SVMlight is an implementation of Support Vector Machines (SVMs) in C. The author Thorsten Joachims designed a special input format to represent training/test data. It is also widely used by a lot of other programs.

Here is a brief introduction of the input format.

Note: I omitted the description of 'info' for additionally annotation, which may not compatible to other similar parser.

For each line, the synopsis seems as follow:

<target> <feature>:<value> <feature>:<value> ... <feature>:<value>

The definition of each element:

<target> = +1 | -1 | 0 | <float>
<feature> = <integer>
<value> = <float>

Good cases:

-1 1:0.43 3:0.12 9284:0.2

Bad cases:

-1 0:0.1 1:1.0  # feature should no less than 1
-1 1:0.1 2.0:0.1  # feature should be int
-1 1:0.1 1:1.1  # feature should be unique
-1 3:0.1 2:0.1  # feature should increasing

This format is used to indicate a sparse matrix and could be converted to the follow training data :

case class Feature (
    dim Int,
    score Float,

case class OneTrainData (
    target Float,  // target to predict
    features Array[Feature],

When we are trying to have a classification, we could assume positive as '1', negative as '-1'. For each input data, we could extract a set of features. we should serialize them as a N-dimensional array.

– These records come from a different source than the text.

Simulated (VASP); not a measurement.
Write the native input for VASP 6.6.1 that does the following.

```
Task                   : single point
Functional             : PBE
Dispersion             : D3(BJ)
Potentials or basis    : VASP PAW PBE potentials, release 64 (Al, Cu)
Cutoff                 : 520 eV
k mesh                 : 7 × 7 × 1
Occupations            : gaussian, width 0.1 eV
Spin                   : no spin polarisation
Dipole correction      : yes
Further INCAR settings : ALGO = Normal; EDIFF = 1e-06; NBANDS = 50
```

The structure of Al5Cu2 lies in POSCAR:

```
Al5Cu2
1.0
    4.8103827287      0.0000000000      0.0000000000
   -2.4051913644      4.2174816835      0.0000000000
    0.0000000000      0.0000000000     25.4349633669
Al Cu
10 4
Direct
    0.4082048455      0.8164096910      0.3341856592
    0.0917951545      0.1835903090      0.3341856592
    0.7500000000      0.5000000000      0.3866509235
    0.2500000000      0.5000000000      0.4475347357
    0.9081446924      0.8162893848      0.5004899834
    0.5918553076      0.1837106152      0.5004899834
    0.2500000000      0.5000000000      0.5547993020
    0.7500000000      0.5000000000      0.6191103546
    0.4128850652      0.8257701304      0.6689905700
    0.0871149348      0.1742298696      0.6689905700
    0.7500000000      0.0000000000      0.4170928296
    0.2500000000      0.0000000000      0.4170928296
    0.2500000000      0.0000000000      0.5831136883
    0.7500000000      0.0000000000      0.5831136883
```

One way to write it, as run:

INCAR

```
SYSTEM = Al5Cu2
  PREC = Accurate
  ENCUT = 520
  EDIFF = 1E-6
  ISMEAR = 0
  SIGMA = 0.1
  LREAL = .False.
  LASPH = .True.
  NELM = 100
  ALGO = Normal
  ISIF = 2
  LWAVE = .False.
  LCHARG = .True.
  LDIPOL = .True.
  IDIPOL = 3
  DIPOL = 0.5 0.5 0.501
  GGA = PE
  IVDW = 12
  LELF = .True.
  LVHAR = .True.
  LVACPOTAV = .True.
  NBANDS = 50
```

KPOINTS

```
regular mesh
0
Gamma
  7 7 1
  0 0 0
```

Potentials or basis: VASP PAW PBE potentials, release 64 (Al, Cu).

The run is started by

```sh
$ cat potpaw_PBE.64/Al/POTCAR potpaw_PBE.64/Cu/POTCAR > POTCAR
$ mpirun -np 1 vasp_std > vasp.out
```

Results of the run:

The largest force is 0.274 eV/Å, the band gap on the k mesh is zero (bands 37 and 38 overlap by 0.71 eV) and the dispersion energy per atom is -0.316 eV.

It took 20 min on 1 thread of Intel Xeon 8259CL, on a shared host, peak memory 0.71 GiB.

In the svmlight format, you should make sure the feature id should start from 1 instead of 0 and increasing. Some of the features in this dataset are missing (treated as 0), you can just ignore them.

Finally, the predicted result could be in the range of [-1, +1], and we can assume [0,1] as 1 , [-1, 0) as -1.

For the same reason, sometimes we may assume positive as '1', negative as '0'. and in prediction step we can assume [0, 0.5) as 0, [0.5, 1] as 1.